There is a shifting trend in Ghana’s banking sector where the industry is currently experiencing a declining importance of ATM among banking customers.
For years, the ATM was the core of everyday banking in the country. It has been a reliable stop for cash, balance checks, and quick transactions. But in 2025, that once-essential machine is quietly fading from customers’ priority list.
The latest 2025 KPMG West Africa Banking Industry Customer Experience Survey is revealing that ATM services have, for the first time in three years, dropped out of the top concerns for retail banking customers.

In its place is digital reliability. The survey report reveals that banking is gradually moving from the “walls” into people’s pockets. As mobile apps and online platforms increasingly handle everything from transfers to bill payments, customers are spending less time at physical machines and more time tapping screens.
Long queues, cash shortages, and out-of-service ATMs are no longer tolerated when a bank app promises 24/7 convenience. The survey shows that one in three retail customers now chooses their primary bank based on app stability and uptime.
In other words, people are not asking, “How many ATMs do you have?” They are asking, “Will your app work when I need it?”
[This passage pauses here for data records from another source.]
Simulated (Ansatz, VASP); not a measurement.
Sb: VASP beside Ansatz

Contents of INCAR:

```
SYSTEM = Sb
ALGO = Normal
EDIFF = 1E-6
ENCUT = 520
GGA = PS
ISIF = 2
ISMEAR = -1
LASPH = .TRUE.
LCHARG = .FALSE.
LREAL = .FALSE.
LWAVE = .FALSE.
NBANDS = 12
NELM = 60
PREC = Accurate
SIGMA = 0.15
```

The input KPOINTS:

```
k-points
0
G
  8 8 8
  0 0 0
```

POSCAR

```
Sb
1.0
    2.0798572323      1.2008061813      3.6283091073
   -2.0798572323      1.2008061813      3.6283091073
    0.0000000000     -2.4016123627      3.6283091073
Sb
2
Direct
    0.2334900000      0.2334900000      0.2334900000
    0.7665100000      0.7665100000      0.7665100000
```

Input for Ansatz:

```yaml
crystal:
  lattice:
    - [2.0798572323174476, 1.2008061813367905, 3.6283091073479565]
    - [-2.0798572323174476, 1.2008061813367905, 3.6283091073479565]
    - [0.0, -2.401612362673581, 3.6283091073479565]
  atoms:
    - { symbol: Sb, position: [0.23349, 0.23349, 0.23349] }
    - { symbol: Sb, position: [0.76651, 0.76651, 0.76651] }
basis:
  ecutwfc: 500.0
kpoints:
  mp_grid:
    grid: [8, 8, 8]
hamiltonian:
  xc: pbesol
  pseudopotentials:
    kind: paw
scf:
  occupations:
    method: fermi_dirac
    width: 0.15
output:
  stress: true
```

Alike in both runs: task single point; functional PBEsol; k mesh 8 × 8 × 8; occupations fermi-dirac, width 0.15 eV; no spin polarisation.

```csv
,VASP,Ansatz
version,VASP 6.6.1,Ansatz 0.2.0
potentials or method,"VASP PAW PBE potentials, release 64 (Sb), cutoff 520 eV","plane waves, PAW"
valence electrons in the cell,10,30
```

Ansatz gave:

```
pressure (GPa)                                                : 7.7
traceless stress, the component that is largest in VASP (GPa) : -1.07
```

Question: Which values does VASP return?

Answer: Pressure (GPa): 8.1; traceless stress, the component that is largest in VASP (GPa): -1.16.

“To sustain progress and strengthen trust, banks should continue to invest in advanced security features as digital usage deepens and fraud risks evolve,” the survey report cited by The High Street Journal noted.
It added, “A noteworthy shift this year is the declining importance of ATM services. For the first time in three years, ATMs no longer feature among the top priorities for retail customers. Instead, the reliability of digital platforms has emerged as a key differentiator, with one in three retail customers selecting their primary bank based on app stability and uptime.”
This, the KPMG report says, marks a decisive transition. “Competitive advantage is no longer about channel breadth, but about digital resilience,” it added.

KPMG further notes that this shift is also driven by trust. As digital usage deepens, customers want platforms that are secure, fast, and dependable. A smooth app experience builds confidence far more quickly than a network of machines that may or may not work when needed.
This shift in customers’ priority list signals that competitive advantage is no longer about spreading ATMs across street corners. It is about digital resilience and investing in robust platforms, advanced security features, and systems that stay online even as fraud risks evolve.
For now, the ATM is not disappearing overnight. Cash still matters. But its role is shrinking.